He knows that his agenda is now limited to executive orders and bureaucratic regulation, and that even these measures are likely to be in the courts for years. He knows that his foreign policy agenda of engagement with the enemies of America will prove controversial and unpopular. He knows his staff has been ducking-and-covering ever since Lois Lerner announced the IRS had targeted Tea Party groups, and that they have been playing defense through Edward Snowden and Syria and Healthcare.gov and Crimea and the VA and now Bowe Bergdahl. He knows there is a chance that the Republicans will control Congress next January, and he has said, according to Politico, that this "would make his last two years in office unbearable."

Obama, Politico says, is "giving more thought to his post-presidency than his aides like to suggest." But there is nothing really for Obama to think about. His ambitions in this office, just like his ambitions at Harvard, in New York, in Chicago, and in the Senate, are now exhausted. America has disappointed him, and it is time to look to the next challenge worthy of Barack Obama. His post-presidency has already begun.

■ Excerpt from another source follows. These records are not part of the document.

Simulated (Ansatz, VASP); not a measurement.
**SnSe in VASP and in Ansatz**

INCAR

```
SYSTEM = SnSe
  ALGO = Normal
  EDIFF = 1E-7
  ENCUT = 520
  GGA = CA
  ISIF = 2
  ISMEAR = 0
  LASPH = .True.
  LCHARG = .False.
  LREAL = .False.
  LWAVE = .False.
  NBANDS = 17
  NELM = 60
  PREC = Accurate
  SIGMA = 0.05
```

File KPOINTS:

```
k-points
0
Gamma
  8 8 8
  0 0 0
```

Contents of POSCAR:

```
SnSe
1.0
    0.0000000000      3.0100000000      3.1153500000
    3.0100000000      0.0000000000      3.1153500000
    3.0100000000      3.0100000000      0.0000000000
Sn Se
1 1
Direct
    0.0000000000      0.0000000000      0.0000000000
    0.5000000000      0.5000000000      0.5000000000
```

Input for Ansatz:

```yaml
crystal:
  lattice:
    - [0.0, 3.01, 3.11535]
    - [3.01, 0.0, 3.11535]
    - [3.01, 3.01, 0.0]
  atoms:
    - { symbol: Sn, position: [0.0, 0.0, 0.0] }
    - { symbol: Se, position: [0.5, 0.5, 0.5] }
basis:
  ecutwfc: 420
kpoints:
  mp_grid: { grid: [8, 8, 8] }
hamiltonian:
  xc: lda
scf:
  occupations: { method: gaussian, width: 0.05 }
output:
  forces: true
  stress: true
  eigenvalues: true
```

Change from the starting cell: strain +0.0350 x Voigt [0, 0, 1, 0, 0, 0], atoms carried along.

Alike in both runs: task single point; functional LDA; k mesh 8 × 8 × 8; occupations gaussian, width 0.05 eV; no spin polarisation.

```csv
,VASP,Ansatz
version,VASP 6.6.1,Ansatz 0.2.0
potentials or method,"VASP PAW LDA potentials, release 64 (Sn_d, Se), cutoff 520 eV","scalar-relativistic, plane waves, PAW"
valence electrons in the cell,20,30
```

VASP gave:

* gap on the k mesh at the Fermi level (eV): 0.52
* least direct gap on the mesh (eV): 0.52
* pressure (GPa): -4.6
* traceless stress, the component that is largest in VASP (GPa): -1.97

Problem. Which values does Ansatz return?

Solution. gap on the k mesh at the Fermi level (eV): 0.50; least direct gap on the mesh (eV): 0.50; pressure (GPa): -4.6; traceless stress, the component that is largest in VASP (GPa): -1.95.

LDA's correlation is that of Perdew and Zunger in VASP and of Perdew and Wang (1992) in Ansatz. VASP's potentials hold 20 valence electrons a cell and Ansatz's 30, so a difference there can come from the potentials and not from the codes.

He has decided to relax. He has decided to fill his remaining days getting the most out of his presidential experience. The free travel and lodgings and security escort, the access to good tee times, the ability to get a reservation wherever and whenever he wants, the chance to meet VIPs who will flatter and ingratiate themselves to him—he is enjoying these perks and privileges to the utmost. His motto is not YOLO. It is YOPO: You’re only president once. Why not savor it?

Obama is golfing more than at any point in his term. In March, as Vladimir Putin launched the newest phase of his quest to recreate the Russian Empire, some in the White House had the temerity to suggest that it might not be a good idea to fly to Key Largo for a long weekend of golf and relaxation. Obama disagreed. "Obama sticks to Florida vacation schedule," read one headline. This was one commitment on which the president would not renege. "I needed this," he told guests, including his new friend Alonzo Mourning, over dinner at the Ocean Reef Club. "I needed the golf. I needed to laugh. I need to spend time with friends." I am sure the Ukrainians understand.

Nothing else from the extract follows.